But just like those codes, the free online toolkit is voluntary.
“It’s a good all-in-one-place resource,” says Brian Campbell, director of Policy and Legal Programs at the International Labor Rights Forum (ILRF). “But … it doesn’t solve the problems that the Department of Labor points out. This doesn’t move the ball forward.”
In fact, the voluntary nature of the toolkit exposes the limitations of the Labor Department’s powers. For example, the federal agency can’t mandate improvements to a company’s supply-chain practices.

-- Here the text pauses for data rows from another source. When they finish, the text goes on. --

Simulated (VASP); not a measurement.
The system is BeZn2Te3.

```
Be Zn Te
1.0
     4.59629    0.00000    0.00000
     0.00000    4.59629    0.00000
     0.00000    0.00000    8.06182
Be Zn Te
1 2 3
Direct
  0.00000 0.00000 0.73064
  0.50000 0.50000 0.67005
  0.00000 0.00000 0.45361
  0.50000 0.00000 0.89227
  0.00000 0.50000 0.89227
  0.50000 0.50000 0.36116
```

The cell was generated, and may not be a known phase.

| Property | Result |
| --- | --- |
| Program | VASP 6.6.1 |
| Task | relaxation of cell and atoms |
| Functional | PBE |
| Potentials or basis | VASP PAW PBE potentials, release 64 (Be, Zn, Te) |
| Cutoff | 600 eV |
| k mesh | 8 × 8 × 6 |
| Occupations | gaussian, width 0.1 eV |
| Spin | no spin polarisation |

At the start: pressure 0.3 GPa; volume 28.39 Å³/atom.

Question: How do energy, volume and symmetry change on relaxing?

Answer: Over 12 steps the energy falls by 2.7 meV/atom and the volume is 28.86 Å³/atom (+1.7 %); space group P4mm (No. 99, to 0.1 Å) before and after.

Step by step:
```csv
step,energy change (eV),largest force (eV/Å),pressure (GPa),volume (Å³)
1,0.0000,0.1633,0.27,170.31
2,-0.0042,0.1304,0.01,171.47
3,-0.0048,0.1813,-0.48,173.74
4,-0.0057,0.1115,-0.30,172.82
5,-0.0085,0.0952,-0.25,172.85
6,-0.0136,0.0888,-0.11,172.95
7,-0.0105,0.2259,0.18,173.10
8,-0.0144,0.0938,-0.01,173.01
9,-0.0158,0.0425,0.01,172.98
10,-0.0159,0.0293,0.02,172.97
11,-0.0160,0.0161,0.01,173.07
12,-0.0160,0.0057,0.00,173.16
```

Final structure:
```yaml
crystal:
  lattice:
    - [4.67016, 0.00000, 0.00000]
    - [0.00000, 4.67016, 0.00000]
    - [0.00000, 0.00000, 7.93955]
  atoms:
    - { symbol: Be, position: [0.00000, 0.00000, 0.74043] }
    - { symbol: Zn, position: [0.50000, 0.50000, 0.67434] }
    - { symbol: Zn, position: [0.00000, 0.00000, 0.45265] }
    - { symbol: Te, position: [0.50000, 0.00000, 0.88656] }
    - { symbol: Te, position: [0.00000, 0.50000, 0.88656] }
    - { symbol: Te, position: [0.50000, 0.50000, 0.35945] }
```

And although the DOL publishes a grim annual list of goods produced with child labor or forced labor, it has no power to stop companies from importing those goods; that is the task of the Department of Homeland Security. But doing so is difficult—as illustrated by last year’s uproar over whether forced child labor in Burkina Faso supplied cotton to lingerie retailer Victoria’s Secret. A Bloomberg News investigation uncovered underage cotton pickers, but the company disputed the allegations, and a federal probe went nowhere.
A staggering problem
The scope and persistence of forced and child labor around the globe is staggering. A vast army of the oppressed toils away in such diverse workplaces as Uzbek cotton fields, Indian rice mills and African diamond mines.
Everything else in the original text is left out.